His reign at the club is the shortest of any City manager to date.

So, he went back to Crystal Palace in another different role, this time as Chief Scout. Before the end of the campaign, he was back in the managerial hotseat after Dave Bassett left in February 1997 to take a role with Premier League strugglers Nottingham Forest. He secured promotion back to the Premier League with the south Londoners after David Hopkin’s dramatic late winner in the First Division play-off final against Sheffield United.

He stayed in the role going into the Premier League but stepped down in March 1998 as Crystal Palace supporter Mark Goldberg led a takeover of the club. The club were relegated at the end of the season. Goldberg though wanted to keep Coppell on and so, he reverted to a Director of Football position with Terry Venables appointed first-team manager on their return to Division One.

In January 1999, he was back as manager yet again after Venables’ resignation. By this point, the club had severe financial issues and high-earners had to be sold to cut spending such as Attilio Lombardo. They finished 14th in 1998-1999 and 15th in 1999-2000. Simon Jordan bought the club in the summer of 2000 from Goldberg and replaced Coppell with Alan Smith. That bought Coppell’s association with the club to an end. For both parties, it had been a loyal collaboration but both needed to go their different ways.

Record-breaking Reading

After spells managing Brentford and Brighton & Hove Albion, Coppell’s next major project came at Reading in October 2003, succeeding Alan Pardew who had moved on to fill the West Ham United vacancy. After finishing seventh in his first full season as Royals manager, Coppell guided Reading to the Championship title in 2005-2006, setting a new league record of 33 league games unbeaten during the campaign. The Berkshire club finished with 106 points which was another record smashed and could look forward to Premier League football for the first time.

Reading impressed many neutrals with their style of play and results achieved in 2006-2007, finishing their first Premier League season in an impressive eighth position and just one point away from qualifying for European competition. He received praise from Sir Alex Ferguson, who said after Coppell won Manager of the Year: “I think it’s totally deserved. It’s a marvellous contribution he’s made. What’s encouraging for the Premier League is that it’s mostly British-based players in his side, with some Irish players thrown in. I think that says a lot for the way he has gathered his team together.”

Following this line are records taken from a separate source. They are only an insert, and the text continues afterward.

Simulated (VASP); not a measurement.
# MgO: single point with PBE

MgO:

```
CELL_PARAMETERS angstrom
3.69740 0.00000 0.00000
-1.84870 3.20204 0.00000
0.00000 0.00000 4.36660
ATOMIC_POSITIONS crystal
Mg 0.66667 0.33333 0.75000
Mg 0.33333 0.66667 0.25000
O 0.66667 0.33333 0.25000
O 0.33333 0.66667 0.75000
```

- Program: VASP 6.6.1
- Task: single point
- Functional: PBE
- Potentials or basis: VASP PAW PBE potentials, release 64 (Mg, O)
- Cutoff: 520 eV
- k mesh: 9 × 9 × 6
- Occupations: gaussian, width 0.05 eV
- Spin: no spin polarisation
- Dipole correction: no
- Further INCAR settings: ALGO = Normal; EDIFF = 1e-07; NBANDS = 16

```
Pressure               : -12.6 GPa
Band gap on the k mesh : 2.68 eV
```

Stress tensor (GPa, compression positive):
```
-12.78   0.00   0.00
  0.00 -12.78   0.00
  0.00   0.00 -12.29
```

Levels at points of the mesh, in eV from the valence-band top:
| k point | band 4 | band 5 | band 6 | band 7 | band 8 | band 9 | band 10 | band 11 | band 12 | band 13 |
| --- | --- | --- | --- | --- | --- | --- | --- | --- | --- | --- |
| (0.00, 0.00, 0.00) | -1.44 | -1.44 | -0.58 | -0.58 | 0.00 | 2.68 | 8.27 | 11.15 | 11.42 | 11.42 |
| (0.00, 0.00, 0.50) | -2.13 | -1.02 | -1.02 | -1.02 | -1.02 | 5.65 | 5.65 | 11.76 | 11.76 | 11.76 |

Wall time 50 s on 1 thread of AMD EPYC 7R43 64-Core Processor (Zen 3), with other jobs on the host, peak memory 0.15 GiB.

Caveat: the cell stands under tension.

Reading’s second season was not as good as their first and it ended in relegation back to the Championship. Coppell said he would consider his future as Reading manager after being relegated on the final day but he stayed on in an attempt to get the Royals back up at the first attempt. However, he missed out on promotion in 2008-2009 via the play-offs after a semi-final defeat to Burnley and this time, he elected to resign immediately after the game, feeling he had taken the club as far as he could.

One more challenge cropped up in England in May 2010 when he signed a 12-month rolling contract at Bristol City. However, he walked away from the position just three months later, saying that he would retire from football management altogether citing a lack of passion for the job.

He hasn’t retired from football management as mentioned but the job at Ashton Gate was his last in English management. He has since worked as Director of Football at both Crawley Town and Portsmouth before moving to Asia where he has managed Kerala Blasters FC, Jamshedpur FC and ATK where he was appointed manager in June 2018.

Steve Coppell has managed over 1000 matches in his career and boasts nearly a 40% win ratio rate. That’s a pretty decent return for someone who has spent nearly 35 years in the management game.